The PracticalDad Guide to the Credit Crunch

The speed of the financial and economic changes in the past decade reached a crescendo this week when the credit system came to a startling and terrifying halt.  The Federal Government, in its infinite wisdom and hope for a miracle, has approved a massive bailout with no clear idea as to whether it will even work.  What exactly has happened and what does it mean?

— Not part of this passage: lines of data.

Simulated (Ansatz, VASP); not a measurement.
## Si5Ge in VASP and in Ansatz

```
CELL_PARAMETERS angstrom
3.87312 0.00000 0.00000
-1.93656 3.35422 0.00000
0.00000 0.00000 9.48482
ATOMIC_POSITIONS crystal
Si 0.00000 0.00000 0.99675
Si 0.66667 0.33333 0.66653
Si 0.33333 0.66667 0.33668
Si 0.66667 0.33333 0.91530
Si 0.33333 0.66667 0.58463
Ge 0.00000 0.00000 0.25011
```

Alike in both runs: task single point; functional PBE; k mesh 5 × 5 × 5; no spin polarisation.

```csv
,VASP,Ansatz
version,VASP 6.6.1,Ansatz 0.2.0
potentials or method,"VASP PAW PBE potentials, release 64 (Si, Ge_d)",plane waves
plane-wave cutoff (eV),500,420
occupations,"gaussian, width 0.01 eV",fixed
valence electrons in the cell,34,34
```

Let’s start by looking at what the credit market is.  The typical person looks at the Stock Market/Dow Jones Industrial Average as an indicator for the health of the economy.  That’s natural since the large majority of the 401k retirement options pertain to stocks; there might be a single bond option in addition to a money market fund, and these are both members of the credit market.  It’s this credit market – with huge daily flows of money siphoning through the system – that provides the daily operating funds for financial and non-financial firms to operate.  Simply put, firms borrow the everyday/short-term funds for their daily operations – paying vendors, taxes, employees…and it’s this particular item that has everybody spooked.  Firms will have cash on hand, but it’s simply never going to be enough to meet all of the obligations.  Consequently, you could think of credit as the oil that keeps the gears of the grand economic engine turning smoothly, pistons pumping on all cylinders.

And what happens when you don’t check the oil?  Geez, how can the economic pistons wind up thoroughly jammed?

It all comes down to debt.  Debt in and of itself isn’t a bad thing.  The average person would never be able to afford a home without borrowing the principal, and the same goes for cars, and so on.  But in the course of the past several decades, debt has gone from being a useful financial tool to a mechanism to satisfy every consumer’s wildest fantasy.  It has become acceptable and even encouraged – think all those rebate credit cards – to use credit to pay for anything you might want, let alone need.  Mortgage programs were made available that encouraged people to buy beyond what they could reasonably afford by the use of teaser introductory rates; some were even allowed to borrow large sums based solely on what they said they earned.  These were the no-document  NINJA – No Income No Job/Assets – loans.

And at the same time, genius financial engineers with mathematics degrees were learning to create financial instruments for sale, and these instruments were packages of those same mortgages bundled together.  The cumulative payments from the homeowners were the cash flow on which the value of the instrument was based.  These instruments were called MBS for Mortgage Based Securities.  This appeared to work so well at first that other asset classes were constructed on the same premise – credit card payments, auto notes, you name it.  And the collective group was named CDO, for Collateralized Debt Obligations.  These became so popular that they were sold throughout the global economy.  A Chinese bank can conceivably own a bond backed by an apartment building in Poughkeepsie, New York.  It is a small world, after all.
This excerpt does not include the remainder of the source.